Monday, June 17, 2013

Snitch (2013) * * 1/2







Directed by:  Ric Roman Waugh

Starring:  Dwayne Johnson, Jon Bernthal, Barry Pepper, Susan Sarandon, Benjamin Bratt, Michael K. Williams, Rafi Savron

How is the "War On Drugs" expected to be won when the system is set up as quasi-McCarthyism?    In Snitch, teenager Jason Collins (Savron) receives a call from a friend asking to accept a drug package to hold for him.    Collins refuses, but the package is sent to him anyway.     As soon as Collins opens it, his home is swarmed by DEA agents in an obvious sting operation.     The friend was pinched for drug distribution and was forced to set up Jason to get his sentence reduced or commuted.     Jason is now facing a mandatory 10-year prison term for distribution.   The DEA is figuring they will eventually land a big fish this way, but it requires a certain degree of amorality to have friends set up their other innocent friends.  

Any decent lawyer could likely get the case thrown out, especially since Jason never even opened the giant bag of pills in the box.    In Snitch, Jason's father John Matthews (Johnson), is forced to take extreme measures in order to free his son, which means he seeks out a drug dealer and sets him up.    For John, though, this involves a dangerous game in which he is clearly in over his head.     John also has to implicate an ex-con (Bernthal) who works for him and is trying to rebuild his life.    The ex-con, Daniel, initially wants no part in the scheme, but John's lucrative offer of $20,000 helps grease the rails. 

A refreshing aspect of Snitch is how Matthews is simply an ordinary man caught up in nightmarish circumstances.     With an action star like Johnson playing Matthews, you expect him to be inexplicably able to beat up 10 guys at once and shoot a gun like a professional marksman.    However, after receiving a beatdown at the hands of local thugs he was trying to set up, we see that John Matthews isn't one for fisticuffs and firing weapons even though he is a tall hulk of a man.     He has to use his brains and a little luck to figure his way out of this situation, which becomes all the more dangerous when drug kingpins like El Topo (Bratt) and Malik (Williams) enter the scene.   

Matthews also has moral tug of wars with both a veteran DEA agent (Pepper) and the local Federal prosecutor seeking higher office (Sarandon).    They see how Matthews is getting in deeper and deeper and even sympathize with him, but they also feel nabbing the big catch may have to take precedent.     It's a shame that Matthews would have to go to such lengths to free his son, but that's the game the "War On Drugs" has set up.  

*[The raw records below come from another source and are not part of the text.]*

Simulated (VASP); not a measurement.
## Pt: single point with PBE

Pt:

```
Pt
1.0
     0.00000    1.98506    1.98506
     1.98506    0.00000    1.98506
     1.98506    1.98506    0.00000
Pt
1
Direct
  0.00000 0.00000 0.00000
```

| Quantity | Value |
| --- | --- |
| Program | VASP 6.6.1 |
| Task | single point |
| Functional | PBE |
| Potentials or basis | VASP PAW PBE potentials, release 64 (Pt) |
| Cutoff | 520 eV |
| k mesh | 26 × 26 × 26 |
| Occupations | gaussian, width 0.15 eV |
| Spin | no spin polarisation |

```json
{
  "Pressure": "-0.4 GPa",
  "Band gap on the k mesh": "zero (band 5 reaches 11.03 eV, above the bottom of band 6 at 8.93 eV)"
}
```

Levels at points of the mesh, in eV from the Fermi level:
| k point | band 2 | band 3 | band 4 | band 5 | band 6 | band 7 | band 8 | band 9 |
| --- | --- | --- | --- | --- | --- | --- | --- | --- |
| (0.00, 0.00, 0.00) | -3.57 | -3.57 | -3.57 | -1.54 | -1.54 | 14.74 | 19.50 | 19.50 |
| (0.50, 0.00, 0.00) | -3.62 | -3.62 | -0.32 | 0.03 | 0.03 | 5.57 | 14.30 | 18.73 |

Dwayne Johnson moves through the film with authority.    He is of course a big guy due to his past as a professional wrestler, but he displays intelligence and determination.    He is not a one-dimensional action star.    He proves in Snitch that as an actor he is not out of his depth, even in scenes with veterans like Oscar-winner Sarandon and Pepper.   The only thing that really kept me from enjoying Snitch thoroughly was that it isn't amped up to the suspense and energy levels one would normally see in a thriller.    Perhaps this is because you kinda sorta know that Matthews won't fail.   After all, who wants to see an ending in which Jason has to wind up serving 10 years in prison getting brutalized by thugs?     Snitch, however, is a lot better than I anticipated, because it is plausible and is more interested in showing that the war against drug cartels comes down to saving one's hide by "naming names."